Is Andrew Gillum Too Good To Be True? The New York Times Is VERY SUSPICIOUS.
He doesn't get the Beto treatment, wonder why.
The New York Times ran a piece in Thursday's paper about Florida gubernatorial candidate Andrew Gillum that started out poorly and kept going full-stupid ahead.
City Hall never did seem big enough for Andrew Gillum.
It was November 2014 — Mr. Gillum's swearing-in as mayor of Tallahassee — and typical accommodations would not do. Traditionally, the city had inaugurated its new government quietly, in its municipal chambers. But Mr. Gillum, then 35, wanted a party. He wanted, colleagues groused, to be seen making a speech.
And seen he was.
How dare Gillum have higher aspirations than mayor of the city that doesn't have a Disney World? Why does Mr. Uppity want to be seen ? In Trump's America, "Invisible Man" is a how-to guide for black politicians.

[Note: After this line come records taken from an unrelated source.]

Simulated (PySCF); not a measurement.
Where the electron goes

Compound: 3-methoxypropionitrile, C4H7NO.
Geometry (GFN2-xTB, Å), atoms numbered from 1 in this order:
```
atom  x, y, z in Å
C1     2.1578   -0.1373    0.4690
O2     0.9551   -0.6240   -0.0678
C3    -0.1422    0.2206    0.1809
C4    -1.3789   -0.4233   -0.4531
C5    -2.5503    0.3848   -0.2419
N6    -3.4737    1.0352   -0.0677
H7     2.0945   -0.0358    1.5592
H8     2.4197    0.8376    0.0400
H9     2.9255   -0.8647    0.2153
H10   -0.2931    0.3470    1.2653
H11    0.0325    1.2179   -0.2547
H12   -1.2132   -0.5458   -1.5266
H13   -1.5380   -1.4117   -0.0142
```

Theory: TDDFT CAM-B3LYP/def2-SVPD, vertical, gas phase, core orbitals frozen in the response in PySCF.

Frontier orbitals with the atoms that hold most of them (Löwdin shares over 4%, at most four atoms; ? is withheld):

With his upset victory in the Democratic primary for governor in August, Mr. Gillum, 39, has continued on a glide path to the party's upper reaches
The dictionary-mobile defines "glide path" as a "series of events or actions leading smoothly to a particular outcome." When exactly did this "glide path" start? Was it as early as when he was born the fifth of seven children to a construction worker and a school bus driver? Was he cruising to the governor's mansion during all his hard-fought political campaigns? We all recall the "smooth sailing" of every poll predicting US Rep. Gwen Graham winning the Democratic primary by a comfortable margin.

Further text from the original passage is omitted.